A prominent Atlanta developer headed for bankruptcy court this week, casting uncertainty over two high-end Pinellas condo projects.
But those familiar with Tampa real estate say market forces, not Opus South's credit woes, will determine the fate of its Pinellas properties, which face different challenges.
Water's Edge, a $100 million high-rise in downtown Clearwater, sits nearly empty. Only 10 of 153 units have sold, a hefty drag on Clearwater's downtown market.
On St. Petersburg's waterfront, 400 Beach Drive is 80 percent sold, property records show. Prices have softened, but not collapsed, as they have in South Florida and at Tampa's Channelside.
The Opus Group, based in Minneapolis, develops office, commercial and institutional projects all over the county. Its Opus South subsidiary has built high-end Florida condos, including St. Petersburg's Park Shore Place, which is sold out.
Opus stopped initiating condo projects two years ago because of the economic slowdown, spokeswoman Winston Hewett said, "but no one anticipated that we would see an absolute shutdown of the capital and refinancing markets."
When loans came due on projects already in the pipeline, Opus could not refinance, she said. It now owes $324 million in past-due loans.
Water's Edge, the tallest building in downtown Clearwater, took a big bite of that. It has stunning water views, upscale amenities and virtually no residents.
By January 2008, Opus had contracts and down payments for 109 of the 153 units. Then disaster: A legal glitch voided all contracts. With the condo market slumping, buyers took their deposits and walked.
Since Water's Edge opened in September, only 10 condos have sold; the average unit costs $750,000.
It's too early to tell what will happen with the property, Hewett said. But Opus intends to leave the condo market.
"It'll be like every other property the bank takes over," said Clearwater developer Guy Bonneville. "They'll auction it off, sell it for what they can get, and get it off their books."
If that happens, it could shake up Clearwater's condo market. A neighboring high-rise, Station Square, is also largely empty and is putting units up for rent.
Bonneville is building a condo tower called the Strand at Clearwater Centre. He now plans to slow down construction and not open until late 2010, hoping for an economic rebound.
In St. Petersburg, Opus South has sold all but 19 of 400 Beach Drive's 93 units.
The most recent sale was last month, when a 3,306-square-foot condo went for $1.2 million. In June, a same-sized unit sold for $1.345 million.
A company run by Pinellas developer Jimmy Aviram is listing a 2,597-square-footer for sale at $995,000. His company bought it in December for $1,175 million, property records show.
Aviram could not be reached for comment, but Joel Cantor, who is finishing out Signature Place at the south end of Beach Drive, said his research shows that St. Petersburg's waterfront row condos are selling about 17 percent off their 2006 peak.

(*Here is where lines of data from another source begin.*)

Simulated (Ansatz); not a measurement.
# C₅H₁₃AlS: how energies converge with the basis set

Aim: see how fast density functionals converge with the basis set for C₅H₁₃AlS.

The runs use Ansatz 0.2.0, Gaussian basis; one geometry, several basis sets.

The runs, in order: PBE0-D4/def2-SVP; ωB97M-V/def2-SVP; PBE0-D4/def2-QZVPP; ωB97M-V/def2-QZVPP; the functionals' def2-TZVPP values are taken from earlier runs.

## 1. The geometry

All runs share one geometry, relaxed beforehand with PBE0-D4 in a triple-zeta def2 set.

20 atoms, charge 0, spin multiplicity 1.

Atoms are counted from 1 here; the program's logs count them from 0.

Signature has contracts for about 80 percent of its 244 units, Cantor said, with closings due to start in June.
This month, Signature announced a 25 percent discount off sale prices, which averaged $700,000, and has already sold eight new units.
The discount, which Cantor's lender will help underwrite by reducing his obligation, also applies to people who already signed contracts. That's to keep them from bolting, Cantor said.